CrossFit Discussion Board  

Go Back   CrossFit Discussion Board > Community > Community
CrossFit Home Forum Site Rules CrossFit FAQ Search Today's Posts Mark Forums Read

Community Catch all category for CrossFit community discussion.

Reply
 
Thread Tools
Old 03-28-2014, 12:59 PM   #1
Greg Geis
Member Greg Geis is offline
 
Profile:
Join Date: Jan 2014
Location: Houston  TX
Posts: 23
HQ: Who's the Fittest Region?

I think it would be interesting to play around with the statistical distributions comparing each region for 14.1-14.5. I would like to see how the 50th, 90th, 99% compare for each region. It would also be cool to see if there are "stronger" regions (14.3) or "motor" regions (14.5) or if they get pretty even once you get a large enough dataset of Crossfitters.

The analysis is really easy to put together. You could pull out most of the information with a cumulative probability distribution comparing the different regions. Example: http://en.wikipedia.org/wiki/File:Chi-square_cdf.svg (WFS).

You could also pull the P(10) P(50) P(90) P(99) which would compare the percentiles of each region to see if they are consistent, or do they vary from one to another. The Northeast is stacked at the highest level, does that carry for the top 10%, the average?

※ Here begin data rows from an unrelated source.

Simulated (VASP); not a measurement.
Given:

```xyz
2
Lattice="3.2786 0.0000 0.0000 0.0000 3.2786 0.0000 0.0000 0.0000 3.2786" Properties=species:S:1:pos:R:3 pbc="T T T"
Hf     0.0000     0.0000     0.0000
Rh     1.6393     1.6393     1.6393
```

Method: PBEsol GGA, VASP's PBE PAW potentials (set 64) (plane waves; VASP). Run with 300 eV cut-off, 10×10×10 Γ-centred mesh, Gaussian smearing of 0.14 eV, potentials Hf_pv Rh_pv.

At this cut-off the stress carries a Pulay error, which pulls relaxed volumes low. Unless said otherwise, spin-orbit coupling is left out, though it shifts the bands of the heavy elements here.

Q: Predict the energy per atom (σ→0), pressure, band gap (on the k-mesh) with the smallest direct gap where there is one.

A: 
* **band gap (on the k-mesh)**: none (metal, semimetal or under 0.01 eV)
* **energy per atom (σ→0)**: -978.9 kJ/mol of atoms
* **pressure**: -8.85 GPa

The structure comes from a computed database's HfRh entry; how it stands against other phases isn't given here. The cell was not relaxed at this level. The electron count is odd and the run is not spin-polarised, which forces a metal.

The biggest hurdle to getting this is the data size. If it was a small data set I could do it in an hour in excel. But 200,000 competitors X 5 workouts = 1,000,000 data points, which is starting to be a fairly large dataset. Also, you can only pull up 50 competitors at a time on the games site, so you'd need to be able to download the data all at once, copy paste isn't going to cut it.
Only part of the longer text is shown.